Long time reader, first time poster. I have a few very simple questions that are troubling me and I am hoping that one of you guys can help me out.
Setup & Aim: I have a time series that I want to downsample, and I simply want to run a lowpass filter on it before doing so to avoid aliasing. I am using Python (SciPy) but it looks like MATLAB behaves similarly, neither are really relevant for these questions.
My original time series is sampled at $0.5\textrm{ ms}$ ($2000\textrm{ Hz}, f_{\rm Nyquist}=1000\textrm{ Hz}$) and I want to resample to $2\textrm{ ms}$ ($250\textrm{ Hz}, f_{\rm Nyquist}=250\textrm{ Hz}$), so I must apply an anti-alias filter that cuts off any frequencies $> 250\textrm{ Hz}$, and then downsample. So far, so good.
In Python, it looks like a Butterworth Filter is the way to go, which requires a normalised frequency $\omega_n$. My understanding is that in my case $\omega_n = 250\textrm{ Hz}/1000\textrm{ Hz} = 0.25$.
Now, what I don't understand and I cannot find any information on, is as follows:
What if my original time series ($f_s=2000\textrm{ Hz}$) had been upsampled from $1\textrm{ ms}$ ($f_s=1000\textrm{ Hz}, f_{\rm Nyquist}=500\textrm{ Hz}$)? There is no extra information between $500\textrm{ Hz}$ and $1000\textrm{ Hz}$ but I don't necessarily know that and I apply a Butterworth Filter with $omega_n = 0.25$ (instead of $\omega_n = 0.5$ for $1\textrm{ ms}$ sampling). Is it an issue? Am I misunderstanding how a Butterworth filter works?
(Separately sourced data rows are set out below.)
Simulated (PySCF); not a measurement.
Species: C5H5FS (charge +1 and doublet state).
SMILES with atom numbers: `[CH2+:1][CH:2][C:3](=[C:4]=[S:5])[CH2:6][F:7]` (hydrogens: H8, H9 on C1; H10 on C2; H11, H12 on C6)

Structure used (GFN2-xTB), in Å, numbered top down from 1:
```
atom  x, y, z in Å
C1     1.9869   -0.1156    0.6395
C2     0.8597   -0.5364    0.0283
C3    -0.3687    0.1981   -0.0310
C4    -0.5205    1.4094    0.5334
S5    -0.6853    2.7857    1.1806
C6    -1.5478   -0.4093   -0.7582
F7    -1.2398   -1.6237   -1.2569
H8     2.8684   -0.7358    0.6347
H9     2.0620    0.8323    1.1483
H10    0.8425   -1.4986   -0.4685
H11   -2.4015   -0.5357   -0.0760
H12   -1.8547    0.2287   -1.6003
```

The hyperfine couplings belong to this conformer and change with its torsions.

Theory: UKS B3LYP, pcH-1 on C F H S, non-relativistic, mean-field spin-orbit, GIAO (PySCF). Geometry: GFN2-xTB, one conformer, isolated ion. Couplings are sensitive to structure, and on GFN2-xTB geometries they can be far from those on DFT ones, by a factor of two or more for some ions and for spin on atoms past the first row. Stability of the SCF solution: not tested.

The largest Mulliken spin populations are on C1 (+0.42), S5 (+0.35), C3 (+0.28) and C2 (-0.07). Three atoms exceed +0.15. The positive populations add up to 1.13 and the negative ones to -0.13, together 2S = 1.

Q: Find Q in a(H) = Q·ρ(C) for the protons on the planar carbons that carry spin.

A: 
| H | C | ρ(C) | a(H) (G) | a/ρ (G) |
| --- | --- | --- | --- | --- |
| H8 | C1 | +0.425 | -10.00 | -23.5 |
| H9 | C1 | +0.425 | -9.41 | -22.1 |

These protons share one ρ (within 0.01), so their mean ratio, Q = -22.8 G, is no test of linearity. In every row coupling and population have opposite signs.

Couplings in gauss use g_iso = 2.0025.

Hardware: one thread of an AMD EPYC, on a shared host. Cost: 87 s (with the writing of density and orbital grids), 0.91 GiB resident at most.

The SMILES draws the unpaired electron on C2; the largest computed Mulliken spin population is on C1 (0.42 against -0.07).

My second question is something like "Why is this the preferred implementation of a low pass filter?" I am sure there are good reasons but I have used software in the past to just high cut filter my data knowing my new $f_{\rm Nyquist}$, so in my case. So in my case I would use something like $0-0-200-250\textrm{ Hz}$. Again, what am I missing? I know that maximum frequency that I want to keep.
Finally, one of the roots of my problem is that I sometimes have irregularly sampled data. I can run an interpolation to a regular time array but when doing this I tend to oversample, to avoid losing signal (This is where my first question comes in). Am I wasting my time? Should I just resample to the smallest time interval in my data?



I'm not set on using a Butterworth filter. I had just assumed that this was the best approach based on search for examples of how other people have done low pass filtering in Python.
When you say "shape", what do you mean? The low frequency "background" trend? If so, then yes that is important.
– Stev May 11 '17 at 08:18